From a legal standpoint, video games require in-depth analysis and strategy, from planning to launch of the video game on the market.
Intellectual property as the foundation and driver of the video game industry
According to the Cambridge dictionary a video game is a noun with the meaning of “a game in which the player controls moving pictures on a screen by pressing buttons” in the United Kingdom, and “a game in which the player controls moving pictures on a television screen by pressing buttons or moving a short handle” in the United States of America. Moreover, according to Wikipedia, a video game
“(…) is an electronic game that involves interaction with a user interface or input device (such as a joystick, controller, keyboard, or motion sensing device) to generate visual feedback from a display device, most commonly shown in a video format on a television set, computer monitor, flat-panel display or touchscreen on handheld devices, or a virtual reality headset. Most modern video games are audiovisual, with audio complement delivered through speakers or headphones, and sometimes also with other types of sensory feedback (e.g. haptic technology that provides tactile sensations). Some video games also allow microphone and webcam inputs for in-game chatting and livestreaming”.
None of these definitions refers to the storytelling that drives most of the video games nowadays, nor the other creative elements they may involve, for instance, music. Based on these definitions, it is already possible to anticipate that a video game is a complex product, particularly from a legal standpoint. The Court of Justice of the European Union in Case C-355/12 did mention that:
“(…) videogames (…) constitute complex matter comprising not only a computer program but also graphic and sound elements, which, although encrypted in computer language, have a unique creative value which cannot be reduced to that encryption. In so far as the parts of a videogame, in this case, the graphic and sound elements are part of its originality, they are protected, together with the entire work, by copyright in the context of the system established by Directive 2001/29”.
The protection of video games (or parts thereof) under copyright is generally accepted, provided that the subject-matter meets the requirements[1] to be qualified as “works” as it is uniformly interpreted and applied within the EU. There is not an EU-wide harmonization as to the type(s) of works (in the copyright sense) that may be at stake in the case of a video game (in addition to the computer program). Within the EU, there is some debate regarding how video games should be qualified. For instance, in Portugal, there is not a generally accepted qualification of video games under the existing legally typified works (e.g. computer program with audiovisual works, multimedia works protected under the legal framework of database, irrespective of the protection given to the works that are compiled), and there is no specific caselaw on the matter. This lack of clarity raises naturally questions on copyright applied to video games, notably on ownership.

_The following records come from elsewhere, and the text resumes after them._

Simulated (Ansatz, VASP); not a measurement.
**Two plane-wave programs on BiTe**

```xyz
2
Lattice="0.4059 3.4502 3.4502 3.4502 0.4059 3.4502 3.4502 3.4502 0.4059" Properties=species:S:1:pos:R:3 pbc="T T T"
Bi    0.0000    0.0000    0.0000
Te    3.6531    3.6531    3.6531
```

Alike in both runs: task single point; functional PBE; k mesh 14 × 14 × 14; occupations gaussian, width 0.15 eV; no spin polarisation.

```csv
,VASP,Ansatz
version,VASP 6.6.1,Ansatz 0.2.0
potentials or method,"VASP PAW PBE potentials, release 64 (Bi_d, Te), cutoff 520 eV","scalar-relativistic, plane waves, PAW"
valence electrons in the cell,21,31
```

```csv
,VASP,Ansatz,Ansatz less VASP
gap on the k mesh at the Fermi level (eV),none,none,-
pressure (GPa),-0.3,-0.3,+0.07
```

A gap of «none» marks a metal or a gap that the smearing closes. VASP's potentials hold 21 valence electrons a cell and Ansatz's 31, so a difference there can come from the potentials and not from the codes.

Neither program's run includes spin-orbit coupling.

In addition, to eventual protection under copyright law, parts of the video game may be eligible for protection under design law and trade mark law.
Within the EU, design law has unequivocally been adjusted to the reality of the marketplace in the 21st century with the concept of design under Regulation (EU) 2024/2822 of the European Parliament and of the Council of 23 October 2024 amending Council Regulation (EC) No 6/2002 on Community designs and repealing Commission Regulation (EC) No 2246/2002 being broaden as to unavoidably encompassing the movement, transition or any sort of animation of the features of which the appearance of the whole or part of the product results. Moreover, the concept of the product now encompasses industrial or handicraft items materialized in a non-physical form, including, inter alia, graphic works or symbols, logos, typographic typefaces, and graphical user interfaces -see Article 3 (1) and (2)-.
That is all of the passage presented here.